We’ve all heard the idiom “forgive and forget,” as if processing pain inflicted upon us by others is a quick and easy job. The phrase is an imperative and renders the idea of forgiveness compulsory; in order to heal, we must enter a state of denial and effectively avoid the pain that we have been experiencing.
But, of course, forgiveness is a process, an admittedly difficult one that often can feel like a rigorous spiritual practice. We cannot instantaneously force ourselves to forgive—and forgiveness happens at a different pace for everyone and is dependent on the particulars of any given situation. What we can do is create space for ourselves to forgive—and, perhaps ironically, part of that involves allowing ourselves to wrestle with our feelings of anger and pain to begin with. Once we are honest about our feelings, we can invite ourselves to consider alternative modes of viewing our pain and can see that releasing our grip on anger and resentment can actually be an act of self-compassion.
Accepting forgiveness as pluralistic and as an ongoing, individualized process opens us up to realize the role that our own needs play in conflict resolution.
Telling the story, acknowledging what has happened and how you feel, is often a necessary part of forgiveness. Without that, we live in an artificial reality that is frozen in time, and sometimes woven from fabrication. I have a friend who believes that a central reason for her divorce is that she spoke the truth after her ex-husband’s parents died and he waxed on about his perfect, idyllic childhood. “But you put your drunken parents to bed each night,” she would point out. “You dropped out of college to do that.” Her words undermined the story he was telling, and his need for a rosier past took precedence over the love between them. It also took precedence over his ability to forgive his parents, and the chance for love alongside the pain of his broken dreams.
At times, reality is love’s great challenge. When our old stories and dreams are shattered, our first instinct may be to resist, deny, or cling to the way things were. But if we loosen our grip, often what fills the space is a tender forgiveness and the potential for a new and different kind of love.

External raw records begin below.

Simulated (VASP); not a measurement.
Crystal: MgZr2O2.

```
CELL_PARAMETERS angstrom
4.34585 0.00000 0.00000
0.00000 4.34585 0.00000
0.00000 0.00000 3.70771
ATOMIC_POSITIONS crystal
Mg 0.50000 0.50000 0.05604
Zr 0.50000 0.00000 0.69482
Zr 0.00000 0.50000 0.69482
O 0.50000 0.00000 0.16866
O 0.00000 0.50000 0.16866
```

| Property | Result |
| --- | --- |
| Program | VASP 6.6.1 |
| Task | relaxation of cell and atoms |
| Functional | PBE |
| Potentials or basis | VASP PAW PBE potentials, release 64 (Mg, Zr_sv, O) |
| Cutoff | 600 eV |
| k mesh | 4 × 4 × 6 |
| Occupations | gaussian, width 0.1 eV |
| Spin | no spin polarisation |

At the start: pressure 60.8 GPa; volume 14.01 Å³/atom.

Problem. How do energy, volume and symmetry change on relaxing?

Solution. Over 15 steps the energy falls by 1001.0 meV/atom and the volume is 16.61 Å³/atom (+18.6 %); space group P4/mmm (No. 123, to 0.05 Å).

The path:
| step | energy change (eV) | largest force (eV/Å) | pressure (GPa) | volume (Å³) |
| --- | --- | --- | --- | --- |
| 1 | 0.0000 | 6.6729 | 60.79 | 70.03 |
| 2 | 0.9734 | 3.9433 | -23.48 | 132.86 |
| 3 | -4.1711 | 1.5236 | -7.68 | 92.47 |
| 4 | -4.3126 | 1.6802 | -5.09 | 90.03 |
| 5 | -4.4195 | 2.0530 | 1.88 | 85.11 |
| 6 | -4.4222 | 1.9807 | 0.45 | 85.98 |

Helen Whitney, director of the documentary Forgiveness, has said, “We talk about forgiveness as if it were one thing. Instead, we should talk about forgivenesses. There are as many ways to forgive as there are people needing to be forgiven.” In other words, there are an incalculable—even infinite—number of situations in which we can practice forgiveness. Expecting it to be a singular action—motivated by the sheer imperative to move on and forget—can be more damaging than the original feelings of anger. Accepting forgiveness as pluralistic and as an ongoing, individualized process opens us up to realize the role that our own needs play in conflict resolution. We cannot simply “forgive and forget,” nor should we.
A Forgiveness Meditation
Meditating on forgiveness is not terribly different from a loving-kindness practice, as both invite us to be with our emotional states without judging them and to use the meditation as the anchor of our attention. These practices require courage, as we are not denying our suffering or the harmful actions we’ve taken.
Forgiveness demands presence, reminding us that we are not the same as the feelings we possess in a given situation, nor is the person who we’ve harmed or who has harmed us.
Forgiveness is not passive, but an active gesture of releasing feelings like anger, guilt, and resentment, all of which deplete us if we become lost in them. Forgiveness demands presence, reminding us that we are not the same as the feelings we possess in a given situation, nor is the person who we’ve harmed or who has harmed us.
Traditionally, the meditation is done in three parts:
- first, you ask forgiveness from those you have harmed;
- next, you extend forgiveness to those who have harmed you; and
- the final practice is that of self-forgiveness, for all of those times we harm ourselves with judgmental habits of mind.
1) Sit comfortably, and allow the breath to be natural. Begin by silently (or audibly) reciting phrases of forgiveness for those you have harmed. You may try, “If I have hurt or harmed anyone knowingly or unknowingly, I ask their forgiveness.”
2) Notice what comes up. You may find that offering forgiveness to one person may catalyze memories of another tough situation or person. Don’t push these feelings or thoughts away—but maintain your focus on the practice, and don’t get lost in guilt or self-blame about your distraction. As other thoughts arise, send your forgiveness in these new directions.
3) Next (after however long you want to spend on the first part of the reflection), you can begin to offer forgiveness to those who have harmed you: “If anyone has hurt or harmed me, knowingly or unknowingly, I forgive them.”
4) Once again, thinking about past painful experiences may trigger emotion. As these feelings, images, and memories bubble to the surface, you may simply recite, “I forgive you.”
5) Finally, we turn our attention to forgiveness of ourselves. Most of us have experienced self-blame—at work, in relationships, or simply because we have habitually kept ourselves in cycles of perfectionism. “For all of the ways I have hurt or harmed myself, knowingly or unknowingly, I offer forgiveness.”